Everytime you sign up for some new service, register an account with a web shop, join a community or want to download something from somewhere, you have to register your email address. One possibility could be to register temporary email addresses unique for each site (which is handy if you have your own mail server, not so handy if you need to register a new webmail account for each site) and then drop that alias once you start getting too many emails from a given site. Problems with this method still include mass-mailings that don’t show you which alias it’s going to (in case you’ve got several similar ones) and it also does not protect you if someone hijacks a site’s email database and uses it for spam; you still need to figure out which alias they are using.
Enter Mailinator. Mailinator is a new kind of webmail site - one that doesn’t require registration or loads of tricky setup. It’s basically a receive-only temporary email address; emails sent to [anything]@mailinator.com are accessible via the web page for a few hours and then automatically deleted. You cannot send emails from Mailinator or reply to ones you have received, and all sorts of fancy formatting and attachments are stripped immediately.
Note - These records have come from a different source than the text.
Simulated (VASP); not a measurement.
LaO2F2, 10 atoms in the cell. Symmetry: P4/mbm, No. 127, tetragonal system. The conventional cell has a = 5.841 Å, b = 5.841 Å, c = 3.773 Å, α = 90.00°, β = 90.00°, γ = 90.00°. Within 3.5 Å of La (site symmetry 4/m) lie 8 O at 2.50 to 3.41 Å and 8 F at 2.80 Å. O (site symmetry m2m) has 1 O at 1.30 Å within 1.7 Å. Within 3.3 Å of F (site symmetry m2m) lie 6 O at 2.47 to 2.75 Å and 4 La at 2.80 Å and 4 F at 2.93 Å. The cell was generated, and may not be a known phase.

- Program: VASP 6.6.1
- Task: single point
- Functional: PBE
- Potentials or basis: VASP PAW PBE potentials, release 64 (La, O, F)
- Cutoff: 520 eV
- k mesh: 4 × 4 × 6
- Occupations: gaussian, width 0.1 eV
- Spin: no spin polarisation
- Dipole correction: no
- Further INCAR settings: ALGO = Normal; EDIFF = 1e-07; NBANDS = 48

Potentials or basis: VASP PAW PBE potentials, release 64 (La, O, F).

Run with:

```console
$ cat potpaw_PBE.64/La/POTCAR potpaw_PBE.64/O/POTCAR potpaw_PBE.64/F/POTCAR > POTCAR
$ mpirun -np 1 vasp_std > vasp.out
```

When registering an account on a website, give as your email address xuxufufifdff@mailinator.com. Later on, go to the Mailinator website, enter “xuxufufifdff” in the Check your inbox! field and hey presto - there’s your welcome message. You don’t need a password to open the mailbox, so choose your address very carefully and don’t use it for secret information. (Mailinator graciously provides random 13-letter prefixes that could be used for your correspondence.)
Cool idea. Hope it works, that they don’t harvest the source addresses for their own spam and that people don’t try to blast it off the air just to prove themselves. Good idea? Definitely. Worth donating a couple of bucks? Quite possibly.